[author: Thad McBride]

The Committee on Foreign Investment in the United States (CFIUS) has been sued.  CFIUS is the U.S. government inter-agency committee that reviews foreign investment in the United States.  (For more information about CFIUS, including its operations and recent actions, please look here.)

According to a filing in U.S. District Court for the District of Columbia, Ralls Corp is requesting a Temporary Restraining Order and Preliminary Injunction to enjoin CFIUS from prohibiting Ralls from developing and operating a wind farm in Oregon.  Ralls is owned by executives of Sany Group Co., a Chinese company that, among other things, manufactures wind turbine generators.  In recent years, CFIUS has tended to be especially cautious with respect to transactions involving China.

In a court filing, Ralls asserted the following:

CFIUS violated … well-established law when it issued an order on August 2, 2012, subjecting Ralls to draconian obligations in connection with Ralls’s acquisition of four small Oregon companies whose assets consisted solely of windfarm development rights, including land rights to construct the windfarms, power purchase agreements, and necessary government permits. Without identifying any evidence or providing any explanation, CFIUS concluded that the acquisition was a “covered transaction” subject to its authority and that “there are national security risks to the United States that arise as a result of the acquisition.”

According to Ralls, after it notified CFIUS of the transaction in June 2012, CFIUS responded by introducing such substantial conditions on the transaction that the value of the transaction was largely decimated.  CFIUS subsequently introduced additional conditions that, Ralls asserts, further limited Ralls’ ability to take advantage of its investment.  Ralls is claiming that CFIUS both overreached its authority in terms of the conditions the agency imposed on Ralls and made the decision to impose such conditions arbitrarily and capriciously under the Administrative Procedure Act.  Ralls emphasizes that CFIUS took action without an articulated rationale for those actions, and points to this as evidence that the decision did not comport with the APA.  Ralls also stresses that the Federal Aviation Authority and the U.S. Navy were aware of and seemingly condoned Ralls’ acquisition of the property on which the windfarms would be built.

In its filing with the District Court, CFIUS noted that Ralls only submitted its notification to CFIUS upon the invitation of CFIUS itself.  This may have put Ralls in a difficult situation from the outset since CFIUS encourages voluntary notifications of – or, at the least, informal communications about – a transaction before and not after it occurs.  CFIUS also explained that national security concerns were triggered by the proximity of Ralls’ proposed location to restricted air space relied upon by the U.S. military for training exercises.

On September 18, 2012, during a hearing on Ralls’ motion, the United States announced that the President would likely rule on whether or not the deal can proceed by September 28.

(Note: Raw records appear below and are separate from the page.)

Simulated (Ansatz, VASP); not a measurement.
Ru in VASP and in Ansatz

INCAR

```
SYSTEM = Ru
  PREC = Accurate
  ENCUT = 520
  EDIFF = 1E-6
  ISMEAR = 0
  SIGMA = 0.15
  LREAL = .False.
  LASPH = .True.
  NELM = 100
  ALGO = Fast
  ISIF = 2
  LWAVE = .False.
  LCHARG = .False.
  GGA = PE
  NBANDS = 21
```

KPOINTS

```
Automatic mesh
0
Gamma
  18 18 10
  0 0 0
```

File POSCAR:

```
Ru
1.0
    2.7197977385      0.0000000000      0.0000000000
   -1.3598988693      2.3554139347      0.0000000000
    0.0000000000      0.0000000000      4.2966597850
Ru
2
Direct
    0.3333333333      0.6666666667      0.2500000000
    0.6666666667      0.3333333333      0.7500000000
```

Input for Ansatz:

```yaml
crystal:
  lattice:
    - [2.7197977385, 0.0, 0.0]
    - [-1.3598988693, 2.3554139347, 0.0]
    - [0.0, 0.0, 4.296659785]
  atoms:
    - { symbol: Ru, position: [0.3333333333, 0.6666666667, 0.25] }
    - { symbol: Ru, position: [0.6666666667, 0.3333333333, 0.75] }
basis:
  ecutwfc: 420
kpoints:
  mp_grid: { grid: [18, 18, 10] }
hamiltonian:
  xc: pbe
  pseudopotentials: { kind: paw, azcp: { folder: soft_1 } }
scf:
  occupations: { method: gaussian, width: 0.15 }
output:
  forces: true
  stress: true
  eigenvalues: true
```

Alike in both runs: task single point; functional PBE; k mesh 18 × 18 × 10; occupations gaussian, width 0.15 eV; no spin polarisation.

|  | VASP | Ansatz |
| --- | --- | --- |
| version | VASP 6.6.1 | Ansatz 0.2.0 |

To date no decision has been made.

Whatever the decision, it is likely to be hard to overturn.  At the September 18 hearing, the U.S. District Court judge stated that, due to the amount of deference she must show to the President on issues of national security, she “can’t review the president’s decision if he stops it.”  (Of course even if she reaches that conclusion, Ralls might choose to appeal the matter.)

The suit bears watching.  It will of course be of interest to those in the CFIUS bar and those involved in any sale of a U.S. business to a non-U.S. buyer.  But the outcome of the suit may also be of interest to other potential plaintiffs considering, perhaps, suing the U.S. Treasury Department Office of Foreign Assets Control (OFAC), another agency with significant jurisdiction over international business and a history of interpreting that jurisdiction very broadly.